A path `A` lies within the subtree of path `B` if and only if `B` is a prefix of `A`.
The root endpoint's path is the empty path, and its subtree contains all paths.
> **Rationale:** Longest-prefix routing is defined as a path-selection rule, not as a way to resolve duplicate ownership. The tree model assumes each endpoint path names exactly one place in the topology. If two child routes claim the same path, the local routing table is already invalid.
When forwarding or receiving a `Call`, an endpoint MUST apply the local-authority rules defined in Section 7.1 at the boundary where the packet arrives.
An implementation MAY maintain an internal fastpath keyed by locally validated hook state for performance, provided it remains behaviorally equivalent to path-based routing. `hook_id` is scoped to the calling endpoint and is not globally routable, so path remains the canonical routing key.

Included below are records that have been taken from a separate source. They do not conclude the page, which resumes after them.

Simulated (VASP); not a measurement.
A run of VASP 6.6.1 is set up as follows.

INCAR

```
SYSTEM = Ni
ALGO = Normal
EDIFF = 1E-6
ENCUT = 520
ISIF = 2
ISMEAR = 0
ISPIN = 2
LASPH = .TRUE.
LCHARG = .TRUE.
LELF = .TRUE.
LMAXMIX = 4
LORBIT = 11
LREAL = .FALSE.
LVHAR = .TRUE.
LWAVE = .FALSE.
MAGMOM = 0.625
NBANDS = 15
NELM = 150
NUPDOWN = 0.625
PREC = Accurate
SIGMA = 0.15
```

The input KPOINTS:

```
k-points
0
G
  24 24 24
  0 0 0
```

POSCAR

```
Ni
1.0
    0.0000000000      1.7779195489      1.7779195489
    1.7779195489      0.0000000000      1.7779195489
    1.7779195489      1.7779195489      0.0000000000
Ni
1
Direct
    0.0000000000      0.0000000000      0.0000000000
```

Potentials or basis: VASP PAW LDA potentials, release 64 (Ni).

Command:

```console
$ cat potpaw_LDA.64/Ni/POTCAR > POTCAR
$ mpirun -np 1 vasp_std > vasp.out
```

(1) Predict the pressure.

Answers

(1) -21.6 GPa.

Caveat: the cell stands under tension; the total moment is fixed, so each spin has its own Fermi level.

If the destination endpoint exists but the `Call` cannot be executed — because `dst_leaf` names no local leaf, or because `procedure_id` is unknown or unsupported — the endpoint MUST send a `Fault` upstream using the declared `response_hook` if one is present. If no `response_hook` is present, the endpoint MUST discard the `Call` silently.
> **Rationale:** Fault reporting for an invalid call would be self-defeating if the callee first had to prove that the application procedure was valid before it could use the declared hook. The hook exists to carry either normal returned data or a protocol fault explaining why normal execution could not proceed.
Pending call context is local transient state created when an endpoint receives a `Call` that declares `response_hook` and before that call has either been accepted into active hook state, rejected with `Fault`, or discarded. It MUST be keyed by `(return_path, hook_id)` and MUST retain enough information to emit an upstream `Fault` for that call if needed.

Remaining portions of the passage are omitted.